Skip to content
Link copied to clipboard

Can this Eagles team extend Reid's streak after byes?

On Jan. 2, 2000, the Eagles hosted the St. Louis Rams at Veterans Stadium. The Rams were 13-2, the Greatest Show on Turf, and on their way to winning the Super Bowl under Dick Vermeil.

Andy Reid is 12-0 in his 12 seasons as Eagles coach in the game following the bye. (David Maialetti/Staff Photographer)
Andy Reid is 12-0 in his 12 seasons as Eagles coach in the game following the bye. (David Maialetti/Staff Photographer)Read more

On Jan. 2, 2000, the Eagles hosted the St. Louis Rams at Veterans Stadium. The Rams were 13-2, the Greatest Show on Turf, and on their way to winning the Super Bowl under Dick Vermeil.

The Eagles were 4-11 in Andy Reid's first season. Because of their miserable 3-13 record the year before, they had a ridiculously late bye, in Week 16. They wanted to finish strong. Rookie quarterback Donovan McNabb, who had suffered a sprained knee a couple of weeks earlier, donned a brace to make a statement that the Eagles were on the rise.

The Eagles won, 38-31. Vermeil, focused entirely on the postseason, rested quarterback Kurt Warner, superback Marshall Faulk, and others in the second half.

And so was born Reid's remarkable run of victories after bye weeks. As trends go, perfection is a compelling one. In his 12 seasons, Reid is 12-0 in the first game after a bye. With a pivotal matchup against Dallas on Sunday night, the Eagles and their fans are hoping that trend holds for at least another season.

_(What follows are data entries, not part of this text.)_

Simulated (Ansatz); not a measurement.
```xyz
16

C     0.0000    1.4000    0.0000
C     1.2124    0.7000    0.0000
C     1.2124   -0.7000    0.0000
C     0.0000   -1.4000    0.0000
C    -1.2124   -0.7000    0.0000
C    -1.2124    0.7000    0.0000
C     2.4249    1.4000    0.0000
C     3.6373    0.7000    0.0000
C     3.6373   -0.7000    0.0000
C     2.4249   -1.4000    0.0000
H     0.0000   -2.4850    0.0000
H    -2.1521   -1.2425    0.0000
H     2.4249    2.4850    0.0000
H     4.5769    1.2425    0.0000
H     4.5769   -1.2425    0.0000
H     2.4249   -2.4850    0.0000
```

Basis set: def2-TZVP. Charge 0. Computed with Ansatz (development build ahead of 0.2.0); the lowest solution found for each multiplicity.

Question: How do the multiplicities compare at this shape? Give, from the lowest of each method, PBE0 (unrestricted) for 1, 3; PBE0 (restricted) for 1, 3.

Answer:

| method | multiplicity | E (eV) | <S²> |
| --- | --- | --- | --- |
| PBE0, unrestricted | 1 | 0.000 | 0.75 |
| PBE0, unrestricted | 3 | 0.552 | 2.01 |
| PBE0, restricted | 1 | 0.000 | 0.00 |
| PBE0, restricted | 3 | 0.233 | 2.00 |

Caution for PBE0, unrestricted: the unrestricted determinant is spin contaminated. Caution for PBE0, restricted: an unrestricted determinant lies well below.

The alternative - a 2-5 start to this once-promising season, with losses to the Cowboys and Giants in their own division - is too grim to contemplate.

But what does this streak really mean? Reid himself is always talking about how every year is different. By now, there are zero players, zero personnel people, and just four assistant coaches remaining from the team that started this streak.

"I get asked that every year," Reid said Wednesday, "and I don't think there's any secret. You do what you do. We're going to practice just like we did last week and the week before that. I don't know if there's any secret to it."

There are several factors. The first shouldn't be underestimated: Reid is a really good NFL coach. He has won 60.6 percent of his regular-season games, so it already is more likely for him to win than to lose any given game.

The schedule has helped a bit. Of those 12 post-bye wins, nine were played in Philadelphia. Two of the three road games were against teams that finished the season with double-digit losses. Six games were played against teams that finished the season with winning records, which includes those playoff-focused Rams.

If you are playing lesser teams at home, after a week of rest, you're bound to have a high success rate.

Nevertheless, perfection is perfection. The real question is whether this trend has any relevance to this drastically remade team. And the answer is no. And yes.

No, because most of those games were played with Jim Johnson coaching a defense led by Brian Dawkins and Troy Vincent and Jeremiah Trotter. They were played with an offense led by McNabb and Jon Runyan and either Duce Staley or Brian Westbrook. They were played with John Harbaugh coaching special teams and with Brad Childress and Steve Spagnuolo assisting on offense and defense.

Yes, because perhaps the most impressive of all Reid's post-bye victories came in 2010, with Michael Vick and DeSean Jackson and Trent Cole on the field.

Before that game, the bye week was full of chatter that Reid should fire or demote his seemingly overmatched defensive coordinator. Only it was Sean McDermott, not Juan Castillo. With Peyton Manning and the Colts coming, it was easy to imagine an embarrassing blowout.

But the Eagles got Vick and Jackson back from injuries in time for the game. And McDermott had arguably his finest hour with the Eagles, fashioning a sound plan that rendered Manning mortal. The Eagles won, 26-24, and Reid's streak was alive.

A win against the Cowboys will knock that game down one spot on the list of impressive post-bye victories. Not because Tony Romo is as good as Manning, but because this is a must-win division game with immense implications for the Eagles' season.

Win, and they're suddenly on a two-game, three-week winning streak with several home games in a row.

Lose, and that feel-good win against Washington instantly becomes viewed as one bad team beating up on another. With five losses, the Eagles almost certainly would have to win eight of their nine remaining games to earn a playoff berth. And how likely would that be after winning just two of seven?

The deeper meaning behind the post-bye streak is that it represents Reid's knack for identifying and addressing early-season problems. The Eagles would then typically get better as fall gave way to winter, then peak for the postseason.

That trend hasn't held the last two years, in the absence of many of those cornerstone players and coaches. The Eagles lost important December games, then got flushed out of the postseason in the opening round.

Not all trends hold forever. For now, though, the Eagles need to rely on just one.